North Korea delivers human rights report via Chinese media

October 16, 2014
People gather a day before the 20th anniversary of former North Korean leader Kim Il-sung's death in Pyongyang. (Yonhap)

People gather a day before the 20th anniversary of former North Korean leader Kim Il-sung’s death in Pyongyang on July 7, 2014. (Yonhap)

BEIJING (Yonhap) — North Korea on Thursday launched a rare public blitz about its human rights by publishing a lengthy report in online editions of China’s state-run media, in an apparent effort to counter the U.N. move aimed at punishing the regime for its rights violations.

The North Korean Embassy in Beijing delivered the report on its human rights condition to Chinese media, according to the online edition of the Global Times, a newspaper run by China’s official Communist Party mouthpiece People’s Daily. The North Korean report was carried by online editions of several Chinese news services.

In the report, North Korea accused “some Western countries” of having a “distorted view” of the North’s human rights conditions, claiming that Pyongyang has made a lot of efforts to improve its human rights situation.

In New York on Wednesday, North Korea also circulated its own draft resolution on the country’s human rights record at the United Nations.

In recent weeks, North Korean diplomats have been unusually active in defending its human rights situation as the European Union and Japan have encouraged the U.N. Security Council to refer North Korea’s human rights abuses to the International Criminal Court in line with a report from the U.N. Commission of Inquiry that branded Pyongyang’s human rights violations as “crimes against humanity.”

Any attempt at the Security Council to refer North Korea to the international court is likely to fail because China, North Korea’s ally and one of the veto-wielding Council members, would likely veto it.
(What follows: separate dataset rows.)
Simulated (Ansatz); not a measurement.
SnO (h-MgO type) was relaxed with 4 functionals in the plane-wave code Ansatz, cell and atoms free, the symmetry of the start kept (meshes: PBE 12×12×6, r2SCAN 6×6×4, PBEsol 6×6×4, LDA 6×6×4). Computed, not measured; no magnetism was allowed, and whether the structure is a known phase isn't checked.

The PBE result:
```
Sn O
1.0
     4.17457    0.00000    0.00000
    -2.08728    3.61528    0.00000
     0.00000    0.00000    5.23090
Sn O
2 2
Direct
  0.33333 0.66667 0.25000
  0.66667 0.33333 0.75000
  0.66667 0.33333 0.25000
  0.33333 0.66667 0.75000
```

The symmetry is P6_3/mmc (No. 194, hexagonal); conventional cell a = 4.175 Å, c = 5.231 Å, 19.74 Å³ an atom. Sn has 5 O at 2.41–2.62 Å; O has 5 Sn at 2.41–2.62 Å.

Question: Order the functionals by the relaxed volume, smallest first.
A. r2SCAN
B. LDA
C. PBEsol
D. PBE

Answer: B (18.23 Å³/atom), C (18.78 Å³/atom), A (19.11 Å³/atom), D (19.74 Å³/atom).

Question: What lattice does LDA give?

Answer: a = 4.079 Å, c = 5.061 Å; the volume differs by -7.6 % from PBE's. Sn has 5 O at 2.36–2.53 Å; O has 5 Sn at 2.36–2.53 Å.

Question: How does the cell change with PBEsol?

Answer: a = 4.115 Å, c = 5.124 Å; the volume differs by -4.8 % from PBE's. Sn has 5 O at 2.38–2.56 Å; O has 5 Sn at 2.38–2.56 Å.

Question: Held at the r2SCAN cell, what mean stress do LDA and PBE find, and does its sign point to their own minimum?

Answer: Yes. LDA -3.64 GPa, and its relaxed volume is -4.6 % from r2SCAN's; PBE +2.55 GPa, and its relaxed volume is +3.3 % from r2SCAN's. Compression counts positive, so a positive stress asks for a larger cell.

North Korea has long been labeled one of the worst human rights violators in the world. The communist regime does not tolerate dissent, holds hundreds of thousands of people in political prison camps across the nation and keeps tight control over outside information.

But Pyongyang has bristled at any talk of its human rights conditions, calling it a U.S.-led attempt to topple its regime. Last month, the North released its own human rights report, claiming the country has the world’s most advantageous human rights system and policies.